Cardinal Mauro Piacenza's recent "letter" to mothers of priests and seminarians was clearly intended as a warm recognition, tied in with the feast of the Solemnity of Mary, of women who are life's primary teachers and examples of faith.
If he had stopped with his statement of
gratitude, the message would warrant little further notice.
Piacenza, head of the Vatican's Congregation for the Clergy, went on at
length, weaving a top-heavy construct of speculative theology about
priesthood overlaid with treacly pieties and strange contortions of
gender and familial relations.
The speech stands in contrast to the words of Benedictine Abbot Peter
von Sury of Switzerland, who in a recent interview urges deep changes in
church structures, led by the way in which bishops are selected. (See Story.) Von Sury advocates returning the voices of "faithful, the local clergy and the neighboring bishops" to the selection process.

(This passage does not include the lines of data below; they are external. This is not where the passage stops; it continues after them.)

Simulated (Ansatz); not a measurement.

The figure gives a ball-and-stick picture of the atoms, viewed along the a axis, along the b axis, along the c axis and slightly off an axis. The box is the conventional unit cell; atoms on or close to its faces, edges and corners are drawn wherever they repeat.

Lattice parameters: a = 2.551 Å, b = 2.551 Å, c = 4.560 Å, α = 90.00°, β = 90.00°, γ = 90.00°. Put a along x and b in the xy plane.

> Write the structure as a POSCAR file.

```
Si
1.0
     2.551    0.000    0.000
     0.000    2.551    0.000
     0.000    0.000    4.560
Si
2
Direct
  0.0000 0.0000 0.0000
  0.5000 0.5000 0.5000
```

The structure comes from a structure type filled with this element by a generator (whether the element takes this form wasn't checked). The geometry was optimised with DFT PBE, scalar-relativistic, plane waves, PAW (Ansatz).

Taken together, Piacenza and von Sury represent two of the poles
between which the tensions within the contemporary church are played
Piacenza begins by comparing women whose sons become priests with the
Virgin Mary, adding, "The entire church looks with admiration and deep
gratitude upon all mothers of priests and of those who, having received
this lofty vocation, have embarked upon the path of formation."
With no intent to diminish the significance of priestly vocation, it is
nonetheless distressing to hear once again from a Vatican official the
kind of thinking that echoes from past centuries and, in this case,
reinforces what is so very wrong with the clerical culture. While
abusive behavior, including sexual abuse of children, occurs everywhere,
the unique character of such abuse within Catholic clerical circles
owes more than a little to such high notions of ordination. The teaching
that priests somehow stood outside of ordinary human experience was a
contributing factor to the peculiar manifestation of abuse within the
church and the fact that so many in authority hid the abuse for so long.
Piacenza, in his breathless attempt to elevate priesthood and the
mothers of priests to some preternatural level, actually disfigures what
is holiest, and thus most deeply human, about men and women called to a
special level of service to the Catholic Christian community.
Piacenza's idea of priesthood seems far removed from the early church's
understanding of ordination. (See Story.)
Mothers of priests, he asserts, enjoy "unique and special ... spiritual
consolations" and "rejoice in seeing the life of her son not only
fulfilled but also clothed with a most exceptional divine favor which
embraces and transforms it for all eternity."
Piacenza continues to work his weave, incorporating ever stranger
conclusions about the consequences of ordination. Experience, he writes,
shows that "when a man is ordained a priest, his mother 'receives' him
in a completely new and unexpected way," seeing "in the fruit of her own
womb a 'father' who by God's will is called to generate and accompany a
multitude of brothers and sisters to eternal life." Consequently,
"Every mother of a priest mysteriously becomes a 'daughter of her son.' "
And what of her daughters, or other sons, or perhaps a husband? Are
mother and priest son swept up, mysteriously of course, in some strange
association of the otherworldly? What Piacenza sows more resembles
division than sanctity. His tightly constructed little universe leads to
a culture of men alone, talking only to each other.
As head of the Congregation for the Clergy, Piacenza might do better to
speak to those mothers who say, "If you won't have my daughter, you
can't have my son," or others who simply will not encourage their sons
to become part of a culture that parents increasingly feel is unhealthy
Von Sury gets quickly to the nub of the issue that lies beneath the
froth of Piacenza's view of ordination. The church today, he says, is
suffering the effects of a "closed system" in which the overwhelming
majority of those who rise to episcopacy will not challenge the status
quo. "A closed system," he said, "is not capable of accepting criticism
or correction from outside. Perhaps it will have to break down one day
or disintegrate before something happens. Or it will run out of money
and then it will automatically come to a standstill."
In the meantime, the path to ordination keeps filling with those who
understand the rules of the culture as they now exist. And those rules
are designed to give us more of what we don't need: an enhancement of
clerical privilege and an increase of clerical distance from the people.